The Age published another instalment in its series on Melbourne and immigration-fuelled population growth on Sunday, this time focused on suburban sprawl. Like the earlier article I discussed on Monday, this one is authored by Royce Millar and Ben Schneiders.

The writers compile a list of the familiar problems of sprawl: it sterilises agricultural land, devastates bushland, imposes long travel times on residents, has poor public transport, and requires high levels of car ownership. They miss the one about suburban anomie, but introduce one about losing the bucolic charm of country hamlets bulldozed by sprawl.

There are more than a few arguable claims in the article that should be challenged because they seriously bias understanding of the issues. For example:

  • The emotive reference to “ghettos” in the heading is in poor taste, extreme, and wrong. A ghetto is a part of a city in which members of a minority group live, typically due to social, legal, or economic discrimination. Perhaps the subeditor meant to imply a slum, but that’s little better. The key characteristics of slums are insecure tenure, overcrowding, and decrepit housing. There are pockets across all of Melbourne that resemble this definition to a degree (even in the inner city!) but the vast majority of residents in the outer suburbs have secure tenure, plenty of space and relatively new homes.
  • The claim that “Melbourne already stretches 150 kilometres from Bunyip in the far south-east to Wallan in the north” is grossly misleading. Melbourne is like a starfish — there’s a central body with fingers of development along rail lines, separated by the city’s vaunted “green wedges”. The central, continuously built-up area is more like a circle of roughly 35 km radius; still big, but nothing like the claimed number. Anyway, Google Earth says it’s 101 km from Bunyip to Wallan, not 150 km.
  • The claim that the Urban Growth Boundary legislated via Melbourne 2030 was supposed to completely stop fringe growth is wrong. Melbourne 2030 envisaged about 30% of new dwellings would be in Growth Areas; the Melbourne @ 5 million update and subsequently Plan Melbourne increased that to around 50%. In any event, it was always intended the Boundary would be adjusted outwards when politicians thought it necessary. It’s now entirely symbolic.

Here are some broader issues I think should be considered when wrestling with the complex issue of outer suburban growth in Melbourne:

Fringe growth can’t be wished away

Governments who’ve tried have been conspicuously unsuccessful. All cities throughout history grew at the urban fringe (the only time they stop is when they come up against an insurmountable physical barrier, e.g. the ocean). Australians think of European cities as the old central cores, but they all expand at the periphery too. London doesn’t stop at the greenbelt; there’s another 4 million living in “overspill” towns beyond it.

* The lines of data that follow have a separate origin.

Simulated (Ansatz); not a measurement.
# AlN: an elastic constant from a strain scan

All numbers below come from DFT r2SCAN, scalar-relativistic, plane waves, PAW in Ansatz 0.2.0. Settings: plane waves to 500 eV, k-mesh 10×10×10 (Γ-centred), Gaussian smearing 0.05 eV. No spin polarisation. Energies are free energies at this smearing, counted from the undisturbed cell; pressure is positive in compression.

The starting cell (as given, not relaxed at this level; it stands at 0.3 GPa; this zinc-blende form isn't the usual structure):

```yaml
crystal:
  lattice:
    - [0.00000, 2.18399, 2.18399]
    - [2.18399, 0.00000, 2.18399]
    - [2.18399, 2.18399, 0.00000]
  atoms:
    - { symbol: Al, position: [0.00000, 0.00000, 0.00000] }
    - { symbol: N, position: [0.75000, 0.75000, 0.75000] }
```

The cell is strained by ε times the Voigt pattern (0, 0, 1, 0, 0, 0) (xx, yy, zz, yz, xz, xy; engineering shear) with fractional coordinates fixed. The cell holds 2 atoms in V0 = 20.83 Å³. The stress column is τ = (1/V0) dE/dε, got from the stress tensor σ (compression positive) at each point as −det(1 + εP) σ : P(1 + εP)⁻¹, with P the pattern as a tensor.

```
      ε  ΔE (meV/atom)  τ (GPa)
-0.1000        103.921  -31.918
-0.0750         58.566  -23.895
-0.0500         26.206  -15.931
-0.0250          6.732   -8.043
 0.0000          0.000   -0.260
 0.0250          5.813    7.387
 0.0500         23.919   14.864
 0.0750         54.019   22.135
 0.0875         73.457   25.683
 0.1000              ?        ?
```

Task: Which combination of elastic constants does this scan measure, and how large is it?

Life in the outer suburbs isn’t the ‘sprawling dystopia’ the article claims

They might not appeal to Crikey readers or planners and they’re not perfect, but they appeal to a lot of other people. For the same money as a more central location, they offer more land and a larger dwelling, in most cases a detached house. It costs much less to build a house on a new estate than it does on an infill site. The decision is easier for many people because jobs and services are decentralised (half of all jobs in Melbourne are more than 13 km from the CBD). Many outer suburban workers are employed in the outer- or middle-ring suburbs, e.g. tradies, counter-hoppers.

Directing new residential growth from the metropolitan periphery to regional centres as proposed by Plan Melbourne isn’t a ‘solution’ to ‘sprawl’

It’s shifting it from one place to another that’s further away. Satellite suburbs like Sunbury and Melton aren’t “non-sprawl” just because they’re separated from the main built-up area by 9 km of undeveloped land.

Outer-suburban living requires compromises compared to living closer to the centre, but the downsides are routinely exaggerated

New developments are much better than those in the past in terms of density, mix, and timing of services. The threat to agricultural land and bushland is minor, commute times on average are much the same as those for residents of the middle and inner ring, and rates of car ownership aren’t much higher than in middle suburbs (91% of dwellings in Melton have at least one car, compared to 90% in Heidelberg). The proportion of dwellings with two or more cars is higher, but not by that much, 57% v 50%.

The key challenge in the fringe suburbs is to provide good transport links to the older parts of the city

Especially to the places where most outer suburbanites work, i.e. in the suburbs. Jobs are more centralised than population in all cities in the world; so are major services. The expanding fringe is relatively new so it necessarily has fewer jobs and services than older areas, especially in the early years. The gap starts to diminish over time (the middle-ring suburbs were the fringe 50 years ago) but that’s a slow process.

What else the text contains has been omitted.